This Lemon Coconut Cake is an absolute dream! A combination of shredded coconut, lemon zest, and lemon juice give this cake tons of flavor. It’s tender with a moist crumb and is topped with cream cheese frosting, shredded coconut, and a sprinkling of lemon zest.
There is something about the combination of lemon and coconut that immediately makes me think of spring. This cake is bright and fresh, yet rich and indulgent. The loaf size makes it ideal for breakfast, brunch, dessert, or snacking. You’ll love it!
- Cake: This butter-based cake is flavored with lemon zest, lemon juice, and sweetened shredded coconut. A bit of almond extract complements the flavors of lemon and coconut wonderfully. Buttermilk helps to keep the cake moist and works well with the tang of fresh lemon. The cake is prepared using a stand or hand mixer and it is baked in a 9×5 loaf pan.
- Lemon syrup: After baking, the cake gets brushed with a syrup made from lemon juice, water, and sugar. This lemon syrup is absorbed into the cake, adding another layer of lemon flavor.
- Frosting: This small batch cream cheese frosting recipe is just enough to cover the top of the loaf cake. It is sweet and tangy and it tastes fantastic with the sweet coconut and bright lemon.
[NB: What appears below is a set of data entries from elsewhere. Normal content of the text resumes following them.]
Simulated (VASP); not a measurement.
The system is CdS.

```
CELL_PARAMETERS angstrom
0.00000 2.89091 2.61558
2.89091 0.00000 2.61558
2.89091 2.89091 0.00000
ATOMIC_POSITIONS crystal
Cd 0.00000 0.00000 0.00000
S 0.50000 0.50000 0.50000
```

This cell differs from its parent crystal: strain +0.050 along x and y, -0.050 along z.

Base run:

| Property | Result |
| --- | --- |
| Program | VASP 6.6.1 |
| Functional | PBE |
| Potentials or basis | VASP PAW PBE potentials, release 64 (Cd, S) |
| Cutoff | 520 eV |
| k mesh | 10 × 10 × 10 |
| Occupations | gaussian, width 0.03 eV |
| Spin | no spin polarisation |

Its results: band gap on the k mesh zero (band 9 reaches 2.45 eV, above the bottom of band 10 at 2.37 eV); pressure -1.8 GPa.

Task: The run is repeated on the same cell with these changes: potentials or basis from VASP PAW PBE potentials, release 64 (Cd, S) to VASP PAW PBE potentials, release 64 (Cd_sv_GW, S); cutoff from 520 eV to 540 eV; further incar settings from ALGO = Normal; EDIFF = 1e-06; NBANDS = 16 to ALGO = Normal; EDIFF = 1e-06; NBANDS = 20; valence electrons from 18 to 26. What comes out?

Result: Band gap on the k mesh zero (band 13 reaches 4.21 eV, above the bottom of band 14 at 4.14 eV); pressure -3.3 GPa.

- Garnish: Sprinkle the top of the cake with shredded coconut and a sprinkling of lemon zest to make it extra pretty (and tasty).
Why you’ll love this recipe
- Flavor: Fresh lemon, coconut, a touch of almond extract, and sweet and tangy cream cheese frosting.
- Texture: The cake is slightly dense (like a pound cake) with a moist crumb.
- Ease: No fancy techniques or ingredients. This cake batter comes together in about 15 minutes.
- Size: This loaf cake serves 6-10, which makes it perfect for small gatherings or enjoying as a snack cake.
You can use one of these buttermilk substitutes. I have the best luck with the kefir, yogurt, or sour cream options.
I recommend at least 2 large lemons.
I have not tried freezing this specific cake recipe, but I would assume that you could freeze slices for up to 1 month. I think this cake (like most cakes) is best when freshly baked, but if you have a couple slices leftover feel free to put them in the freezer for another day.
Sure! If you omit the coconut from the cake and the topping you will have a delicious lemon cake.
Serving and storage
Serving: Serve this cake at room temperature. The crumb is more tender and moist when the cake is at room temp.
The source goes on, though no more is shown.